Wednesday, January 28, 2015

Scamps and Rascals

I am continuing my mid winter exploration of medieval insults persisting to the modern age.  I just feel like it.

But I thought it would be nice to switch over to some affectionate ones.  The sort of thing you would call your spirited child.  Scamp, scalawag, rascal, ragamuffin, that sort of thing.  All nice little words, no?


Scamp.  First used in the 1780s, it was a term that meant "highway robber".  It probably derived from a similar word that meant "to roam" that descended from scamper.  Scamper meant to run away quickly, specifically to run away from a battle field!  You can trace the word backwards through centuries of cowardly soldiers.  The Flemish shampeeren from the 1600s. And on back through the Old French escamper and all the way to Latin ex campo.  The word decamp is closely related.  The delightful word vamoose followed a similar path from the Latin vadare, to go or to walk hastily. Who knew that military deserters had such a rich linguistic heritage?

Scalawag. The earlier use of this word was to describe a disreputable fellow of little importance.  It combines Wag, for a habitual joker, with Skallag a Scottish term for farm servant.  But Skallag itself was derived from Scalloway, one of the Shetland islands, and was a term used for the runty ponies that the Shetlands are still known for.

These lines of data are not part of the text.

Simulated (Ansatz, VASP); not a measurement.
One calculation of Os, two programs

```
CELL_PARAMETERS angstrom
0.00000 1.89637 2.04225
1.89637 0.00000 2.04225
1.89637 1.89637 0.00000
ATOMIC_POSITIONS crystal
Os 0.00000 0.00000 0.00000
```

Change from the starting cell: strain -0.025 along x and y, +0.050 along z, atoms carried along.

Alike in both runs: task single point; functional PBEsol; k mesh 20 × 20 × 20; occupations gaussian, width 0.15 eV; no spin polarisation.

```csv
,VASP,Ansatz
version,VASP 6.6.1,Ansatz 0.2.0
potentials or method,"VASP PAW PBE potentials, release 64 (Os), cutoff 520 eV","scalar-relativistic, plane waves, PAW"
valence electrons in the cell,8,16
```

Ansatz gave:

Rascal. From 12th century French, where rascaille meant rabble or mob. The implication of it being a sudden outburst as well as the dregs and scrapings of society has raised the possibility of a connection with the Latin rasicare, to scrape. This word also gives rise to rash and razor.

Ragamuffin.  Well now, surely you can call your misbehaving little moppit a ragamuffin without giving offense.....can't you? its original 14th century form it meant "demon".  The devil was often depicted as having a shaggy or "ragged" appearance.  The sense of the word as a term for a "dirty, disreputable boy" came along in the 1580s.